The Economist is printing money.
The Economist Group, which includes the magazine’s worldwide brands, CQ Roll Call, an intelligence unit, and other initiatives, saw operating profit jump 10% in the year ending March 31.
Closer to home, the magazine’s North America edition continues to show solid growth in advertising revenue as well as subscriptions.
That second revenue stream is vital because the magazine’s business model depends on subs, which cost most than $120 per year.
Paul Rossi, Publisher and Managing Director of The Economist, and Executive Vice President of The Economist Group in North America, says The Economist derives roughly 60% of its revenue from subscriptions. That’s a much higher percentage than traditional publications in the United States, and a ratio that works very well in the present economic conditions where advertising dollars are decreasing.
“I think it makes sense at one level from a pure business school level,” Rossi told Business Insider during an interview in his office on Wednesday. “We extract the value where we create the value. We believe the content is the value proposition. We don’t believe access to the audience is the value proposition.”
Although he admits The Economist did not make as much money during the boom times as magazines that were fuelled by advertising dollars did, he’s smiling today.
The plan is to extend the philosophy to the online space, where readers have to pay $110 per year for access to the site. (They also get access with a print subscription.) That may seem like a lot, but it’s working. Since November, they have had over 2.5 million downloads across the iPhone and iPad apps. An Android app is in a soft-launch phase. Sales of digital-only subs are strong, although single issues sales are surprisingly low.
Rossi worries that reading time will decrease as people switch to the digital version – “Moving from print to digital is absolutely happening. It’s not an additive, it’s a substitute,” but says earlier figures indicate readers spend as much time with the magazine on an iPad as they do with the print version. (He does admit that the early adopters of the apps are probably some of the magazine’s biggest fans.)
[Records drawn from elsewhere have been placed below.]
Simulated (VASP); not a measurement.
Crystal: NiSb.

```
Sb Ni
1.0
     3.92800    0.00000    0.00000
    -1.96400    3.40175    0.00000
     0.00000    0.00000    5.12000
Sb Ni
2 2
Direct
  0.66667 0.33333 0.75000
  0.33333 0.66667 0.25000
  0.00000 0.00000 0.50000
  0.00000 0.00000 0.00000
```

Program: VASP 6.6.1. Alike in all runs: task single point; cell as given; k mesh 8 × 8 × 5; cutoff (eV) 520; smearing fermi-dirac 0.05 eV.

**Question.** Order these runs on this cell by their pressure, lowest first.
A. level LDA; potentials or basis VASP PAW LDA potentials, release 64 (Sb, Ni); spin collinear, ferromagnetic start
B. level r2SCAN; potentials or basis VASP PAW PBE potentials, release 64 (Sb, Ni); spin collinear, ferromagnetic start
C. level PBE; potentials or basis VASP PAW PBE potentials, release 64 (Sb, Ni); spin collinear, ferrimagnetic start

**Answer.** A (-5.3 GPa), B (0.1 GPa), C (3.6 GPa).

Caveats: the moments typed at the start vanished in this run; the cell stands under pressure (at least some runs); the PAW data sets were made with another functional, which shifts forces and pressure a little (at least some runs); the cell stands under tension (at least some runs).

Finding the publication’s target demographic can be difficult.
“When you get readers in a room, they don’t look the same,” Rossi says. “They are a completely eclectic bunch of people, but they all draw together on this curiosity, this worldliness.”
The good news is that there are potential readers everywhere. The Economist currently boasts a total brand audience of 5 million, lower than publications such as Time and Newsweek but higher than The Week. According to Rossi, the magazine’s “universe” is between 13 million and 21 million in the US, so there is plenty of room to grow. It’s a marketing problem, not a product one.
“If you give people in the demographic time with the magazine, they like it,” he says.
In fact, the longer readers spend with The Economist, the more they like it. Offering 12 issues for $12 converts many more readers into subscribers than offering four free issues.
Critics say The Economist is a badge and that instead of reading the magazine, people put it on their coffee tables to look intelligent. Rossi says figures show subscribers do actually read it, but he also believes it’s fine for a magazine to be a symbol, although “we have to be careful that we don’t make it too brandish, snobbish, and remote.”
In the new magazine order, The Economist finds itself positioned in an optimal place: Americans are becoming more worldly, the business’ financial model makes sense, and the publication translates well into the digital space.
For 168 years, The Economist has been true to its motto: “A severe contest between intelligence, which presses forward, and an unworthy timid ignorance obstructing our progress.”
Increasingly, it looks as though the brand will continue for at least another century and a half.